‘Don’t Come Knocking’

A marvelous cast, including Sam Shepard, Jessica Lange and Eva Marie Saint, can’t overcome a dust-dry script in this Western.

By: Bob Brown
   In this quiet film by Wim Wenders and actor/playwright Sam Shepard, the American West is a mesa incognita. Its beautiful, inscrutable barrenness is a plain on which Americans, like Shane, are often untethered and psychically adrift.

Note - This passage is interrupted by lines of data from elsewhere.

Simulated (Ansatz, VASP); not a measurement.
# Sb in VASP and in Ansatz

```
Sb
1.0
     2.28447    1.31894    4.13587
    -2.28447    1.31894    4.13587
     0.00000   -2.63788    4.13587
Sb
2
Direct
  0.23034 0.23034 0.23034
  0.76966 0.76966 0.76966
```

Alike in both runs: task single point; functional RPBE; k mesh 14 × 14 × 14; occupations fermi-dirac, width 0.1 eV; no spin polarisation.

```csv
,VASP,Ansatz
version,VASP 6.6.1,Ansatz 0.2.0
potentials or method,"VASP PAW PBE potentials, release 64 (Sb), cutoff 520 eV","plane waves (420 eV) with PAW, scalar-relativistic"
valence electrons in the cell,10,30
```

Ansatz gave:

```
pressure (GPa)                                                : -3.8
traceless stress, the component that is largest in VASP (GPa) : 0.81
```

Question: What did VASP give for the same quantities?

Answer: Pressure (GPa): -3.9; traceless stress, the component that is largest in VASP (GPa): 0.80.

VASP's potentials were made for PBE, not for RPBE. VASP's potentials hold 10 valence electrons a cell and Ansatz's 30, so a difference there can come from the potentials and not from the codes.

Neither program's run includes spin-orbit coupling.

   The inspired opening shot encapsulates the entire theme of the movie. We peer out from black space through two eyeholes, framing a turquoise sky dotted with cloud puffs. It’s as if we’re viewing heaven from inside a mask. Who is this masked man? Who is this masked being? As the surroundings emerge into light, we see that the holes are openings in two natural stone bridges, cut through rock in the Utah desert.
   Under one bridge, a cowboy gallops away toward the horizon. That cowboy is aging actor Howard Spence (Shepard), who is escaping a Western movie set, Phantom of the West. The producers, frantic not to lose time, try to film around his unexpected absence, while a detective, Sutter (Tim Roth), is sent to track him and return him to fill the contract.
   Spence dis-Spences with his cowboy regalia and horse at an abandoned railroad whistle stop and proceeds by foot and bus to Elko, Nev. There, his mother (Eva Marie Saint), who hasn’t seen him for decades, takes him in as if he’s been gone a mere two weeks. Spence has no plans and only a vague idea of why he’s here, if it isn’t in a bottle or with a one-night stand.
   His mother’s suggestion that a woman in Butte, Mont., had been asking about him sets Spence off on another chase to find the missing piece in that puzzle of his life. Doreen (Jessica Lange), a Butte waitress with whom he had an affair 30 years earlier, is surprised to see him show up in town. So is their son, Earl (Gabriel Mann), whose talent as a singer has not saved him from the woman-abusing, self-destructive lifestyle that mirrors Howard’s own youth. Howard’s arrival opens Earl’s flood of pent-up anger.
   But a mysterious, serene young woman, Sky (Sarah Polley), has been shadowing Howard all the way to Butte, cradling a sky-blue urn of her recently deceased mother’s ashes. She tries to confront Howard, who resists being pried open, even while he probes others for answers.
   Viewers who know and love Wenders’ earlier work, especially Paris, Texas (another Shepard/Wenders collaboration) and Wings of Desire, will approach this oddly inert Western with the right frame of mind. This summary of events and the trailer to the film suggest a lot of action and humor, which one might expect in a contemporary Western. However, the proof is in the pudding. Thin, even empty dialogue and generous silences spread out to a little more than two hours, making this a long sit.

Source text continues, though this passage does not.